“All the worlds a stage” (As You Like It, II.vii) ! Well, at least the banks of the Thames will be for an entire weekend next April in commemoration of the 400th anniversary of Shakespeare’s death. Shakespeare’s Globe announced last week that they will be celebrating the life (and death) of The Bard with an exhibition dubbed ‘The Complete Walk’, consisting of a 2.5 mile walk between Westminster and Tower Bridge. Along the walk will be 37 large outdoor cinema screens, each showing a series of original 10-minute film pertaining to one of Shakespeare’s plays, filmed on the location that the play is set in.
Running over the weekend of the 23rd and 24th April 2016, the films will be shown for free and have been produced with the Mayor of London and the British Council as part of its 2016 Shakespeare Lives programme. Boris Johnson demonstrated his excitement for the project, claiming “Four hundred years after his death, Shakespeare is a titanic figure, whose work still resonates with people of all ages and backgrounds. That is an incredible feat and one that will be rightly celebrated across the world next year.” Hear, hear Boris!
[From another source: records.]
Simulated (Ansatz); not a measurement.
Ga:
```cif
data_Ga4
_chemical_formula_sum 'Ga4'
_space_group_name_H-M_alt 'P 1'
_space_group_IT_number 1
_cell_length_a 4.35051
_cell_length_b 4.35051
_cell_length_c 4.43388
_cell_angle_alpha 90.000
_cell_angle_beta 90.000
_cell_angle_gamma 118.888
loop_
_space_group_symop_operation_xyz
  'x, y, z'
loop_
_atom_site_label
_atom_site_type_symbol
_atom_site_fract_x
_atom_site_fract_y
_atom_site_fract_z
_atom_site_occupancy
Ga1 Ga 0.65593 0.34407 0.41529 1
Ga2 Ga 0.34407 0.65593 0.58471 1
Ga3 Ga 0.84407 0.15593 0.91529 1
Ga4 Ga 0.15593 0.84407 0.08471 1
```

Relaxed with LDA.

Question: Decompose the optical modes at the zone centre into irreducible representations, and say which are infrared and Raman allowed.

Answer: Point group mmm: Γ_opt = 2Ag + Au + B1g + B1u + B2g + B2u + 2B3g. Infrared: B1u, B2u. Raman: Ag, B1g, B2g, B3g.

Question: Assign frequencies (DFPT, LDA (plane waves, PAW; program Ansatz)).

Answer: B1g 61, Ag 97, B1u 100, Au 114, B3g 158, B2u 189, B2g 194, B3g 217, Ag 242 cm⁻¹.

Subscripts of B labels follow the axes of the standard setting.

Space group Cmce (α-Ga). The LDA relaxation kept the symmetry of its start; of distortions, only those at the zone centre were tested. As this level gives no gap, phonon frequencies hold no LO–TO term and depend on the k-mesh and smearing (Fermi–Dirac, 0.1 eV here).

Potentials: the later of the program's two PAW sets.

Dominic Dromgoole, artistic director of Shakespeare’s Globe, added: “Shakespeare spent half his life in London, wrote all his plays there, and presented them all beside the Thames…We think it is suitable and fitting that the huge range of his work should be celebrated 400 years after his death in a big free public event, utilising the very latest technology, along a public walkway beside the same dirty old river, so rich with history.” Well Will, looks like you’re coming back in style!